Multi-culturalism: Tolerance, Acceptance or Integration?

Multi-culturalism has been criticised with claims that it doesn't work because of the intolerance of different races, nationalities and religions.  Opponents of multi-culturalism go on to state that we should embrace integration instead.  Most people who ascribe to this opinion do so because of their own intolerance.  Their idea of integration is for all other races, religions and nationalities to become the same as the host culture - namely theirs.

There are aspects of the host culture which will always be there and which everyone does integrate with. These aspects include protocols when shopping, working, catching public transport, obeying laws, interacting with each other in public places, enjoying national and local public holidays and so on.  That is as far as integration needs to go.  As a society we should be not criticising people for their cultural choices of clothes, food, worship, language.

The problem with integration is that it fails to accept the differences between other cultures.  The integration argument reduced Christmas to a season of generic greetings and phrases.  For instance, in Toronto a Christmas tree was described by the city council as a "holiday tree", other Councils replaced "Merry Christmas" signs with "Seasons Greetings" and used secular phrases rather than mention anything "Christian" in Christmas.  This was done because of a lack of acceptance of the differences between Christianity and other religions.  This secularisation of Christmas was seen as political correctness and was aimed at not offending other religions.  Yet, most people from other religions have no problem with Christian celebrations and will often join in. 

True political correctness would accept and celebrate the unique festivals and practices of Christianity, Islam, Judaism, Hinduism, Buddhism and so on.  This is why it is so important to protect and embrace multi-culturalism, not reduce it to a generic "integration" in which the distinctions and characteristics of cultures are ignored and not accepted.

Some critics of multi-culturalism claim that other cultures do not assimilate well and that they have different values and morals.  From the outset this argument is flawed.  All races, cultures and religions have high moral standards.  Every nation has laws to protect those standards.  There is not a religion or race today that condones violence or abuse.  On the other hand, every religion, including Christianity, every nation, including Australia, has individuals who violate the law.  It must be kept in mind that these are individuals and they are not indicative of any race, religion or nation.  The behaviour of individuals should not be used to judge the behaviour of all.

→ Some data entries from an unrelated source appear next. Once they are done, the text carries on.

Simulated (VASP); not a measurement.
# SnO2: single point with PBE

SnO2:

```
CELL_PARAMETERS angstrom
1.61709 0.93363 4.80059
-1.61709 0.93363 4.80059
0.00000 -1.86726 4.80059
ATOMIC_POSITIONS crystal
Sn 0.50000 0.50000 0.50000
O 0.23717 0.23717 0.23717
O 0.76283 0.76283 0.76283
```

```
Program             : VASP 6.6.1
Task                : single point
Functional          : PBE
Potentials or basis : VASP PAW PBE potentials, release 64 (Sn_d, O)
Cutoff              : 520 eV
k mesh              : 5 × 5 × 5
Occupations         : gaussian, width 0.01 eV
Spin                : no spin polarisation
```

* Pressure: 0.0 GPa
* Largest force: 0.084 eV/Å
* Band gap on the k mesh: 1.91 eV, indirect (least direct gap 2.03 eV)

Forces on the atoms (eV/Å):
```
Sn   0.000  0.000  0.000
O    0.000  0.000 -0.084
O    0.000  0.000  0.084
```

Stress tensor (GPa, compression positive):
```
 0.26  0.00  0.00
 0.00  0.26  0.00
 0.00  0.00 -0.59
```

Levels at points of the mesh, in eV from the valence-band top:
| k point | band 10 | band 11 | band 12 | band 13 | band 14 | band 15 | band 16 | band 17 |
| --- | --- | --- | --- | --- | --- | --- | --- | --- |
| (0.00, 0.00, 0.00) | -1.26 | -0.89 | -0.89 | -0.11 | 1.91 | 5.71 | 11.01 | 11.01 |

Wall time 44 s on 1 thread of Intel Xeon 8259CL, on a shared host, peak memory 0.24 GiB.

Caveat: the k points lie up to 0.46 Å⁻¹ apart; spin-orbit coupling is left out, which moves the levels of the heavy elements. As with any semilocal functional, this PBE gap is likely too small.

Multi-culturalism is not to be feared, it is to be protected and valued.  Instead we should fear any society or government which attacks multi-culturalism as they are the ones on the path to an intolerant, totalitarian state such as we saw under Hitler or the Taliban. Multi-culturalism is not about establishing an "us and them" society.  Multi-culturalism is not about creating multiple societies, it is about accepting that society is comprised of people from various cultures and that those cultures do have unique characteristics. We should not just tolerate those differences but acknowledge, accept and celebrate them.